The singer behind atmospheric album ‘I Would Not Live Always’ cut his teeth in pub sessions

Irish singer John Francis Flynn © Ellius Grace

 

Garth Cartwright : The Financial Times



At the start of 2021, John Francis Flynn was, it is fair to say, another struggling Dublin folk singer. But a year later, following the release without hoopla of his debut solo album I Would Not Live Always in July, his reputation has moved beyond Dublin’s folk aficionados to the international stage. Outstanding reviews put I Would Not Live Always on many best-of-the-year lists.

“I’m overwhelmed by the response,” says Flynn, a member of band Skipper’s Alley and a regular at pub sessions. “Skipper’s Alley haven’t really had any success, so to get such a strong response from this album . . . I didn’t expect it at all. It’s a bit mad how it’s all happened.”

What mark out I Would Not Live Always as unique are both Flynn’s voice — mournful, deep, expressive — and the adventurous arrangements of songs by celebrated British folk authorities Shirley Collins and Ewan MacColl, alongside centuries-old ballads. Working with keyboards, drums, tape loops and Saileog Ní Cheannabháin, who performs sean-nós singing (unaccompanied traditional Irish vocal music), Flynn has made I Would Not Live Always intensely atmospheric, a challenging yet compelling listening experience. This is folk music rooted in tradition but alive to our time.

“It’s definitely a lockdown album,” says Flynn, who started recording it in early 2020. The enforced break gave time to think, and “when we returned to the studio, producer Brendan Jenkinson and I, we added loads and loads of different textures. I think that gave it a bit more of a contemporary edge.”

John Francis Flynn performing at the RTE Radio 1 Folk Awards in Dublin last year © Alamy Stock Photo

 

Flynn’s album has not shifted too far from Irish folk tradition, however: the instrumental “Tralee Gaol” is a simple dance number built around the tin whistle. And the keyboards, drums and loops are employed minimally — this is not a folk singer trying to sound like a rock or pop artist. More than anything, it’s the intensity of Flynn’s voice that captivates.

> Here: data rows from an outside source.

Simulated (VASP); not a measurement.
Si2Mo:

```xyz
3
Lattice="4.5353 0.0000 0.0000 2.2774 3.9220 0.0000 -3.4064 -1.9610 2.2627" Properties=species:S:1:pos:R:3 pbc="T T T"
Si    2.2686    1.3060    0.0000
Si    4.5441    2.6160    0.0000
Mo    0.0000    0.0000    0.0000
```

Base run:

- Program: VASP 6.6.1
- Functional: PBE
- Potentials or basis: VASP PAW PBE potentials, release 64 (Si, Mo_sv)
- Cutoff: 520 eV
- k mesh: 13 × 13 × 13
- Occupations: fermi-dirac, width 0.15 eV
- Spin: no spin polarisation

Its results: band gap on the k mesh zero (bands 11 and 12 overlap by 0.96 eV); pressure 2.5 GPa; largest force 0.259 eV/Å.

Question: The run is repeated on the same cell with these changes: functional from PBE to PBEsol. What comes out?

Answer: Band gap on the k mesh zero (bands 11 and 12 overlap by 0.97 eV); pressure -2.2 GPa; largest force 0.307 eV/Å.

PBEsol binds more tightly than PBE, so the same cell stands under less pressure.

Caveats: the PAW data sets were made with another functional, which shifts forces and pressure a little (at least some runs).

We have this great tradition in Ireland where anyone can join a session and play or sing Having grown up in a household where everyone played Irish trad music, Flynn mastered several instruments at a young age but only started singing aged 19. “That I have a big voice, well, I imagine this might be from singing sessions in pubs: we have this great tradition in Ireland where anyone can join a session and play or sing but, the thing is, you have to learn to sing loud as the pub is a pub.”

Flynn is signed to River Lea, the folk offshoot label of Rough Trade and foremost champion of the contemporary Irish scene. “People have talked about the ‘folk resurgence’ here,” says Flynn, “and I agree that, right now, traditional music is enjoying a broader appeal. But I grew up with trad music and there’s always been a scene, whether the media and wider audiences are aware of it or not.”

While Dublin has long produced folk musicians who possess international appeal — The Dubliners, Planxty, Mary Black — the city’s scene had recently been overlooked until Lankum, who mix both folk and punk influences, demonstrated that the music had relevance in the 21st century. Other new Irish folk talent to break through includes Lisa O’Neill, Ye Vagabonds and Flynn himself.

Rising Irish folk talent Lisa O’Neill © Alamy Stock Photo



Within the folk scene, a song is a spur to excavate, in search of its history and alternative readings by other artists. On the album, “Shallow Brown” — a sea shanty sung in the voice of a slave working on a ship — and “My Son Tim” — a mother raging at the French soldiers who fired a cannonball that crippled her sailor son — may be old but resonate still because Flynn sings them with such pathos. How did Flynn find these songs?

“I go through phases of looking for traditional songs,” he says. “There’s a great archive in Dublin with rare, old recordings. And at sessions you hear the older heads singing, so I’ve learnt songs from them. ‘Shallow Brown’ came from a big book of sea shanties collected by Stan Hugill. I imagine the way I sing it isn’t the way it was originally sung as shanties were work songs. It’s such a sad song, I just had to sing it.”

Flynn’s first UK tour begins in Brighton on January 26 and finishes in Chester a month later. Omicron means that when we speak he is unsure if any or all of the dates will be cancelled, and as a musician who survives on playing concerts, it weighs on him. “If there’s no live scene as such in the foreseeable future then a lot of musicians are going to have to find another trade,” he says.

But if they do go ahead, they will be worth seeing, like the one he played at The Lexington in London last summer. That evening Flynn beat upon his acoustic guitar and wailed, his deep voice and brooding presence making for a compelling spectacle. “Having been raised in the trad scene, I feel so fortunate to be sharing my music with people who perhaps don’t know anything about the culture I come from,” says Flynn. “Folk music really lives when it’s shared with an audience.”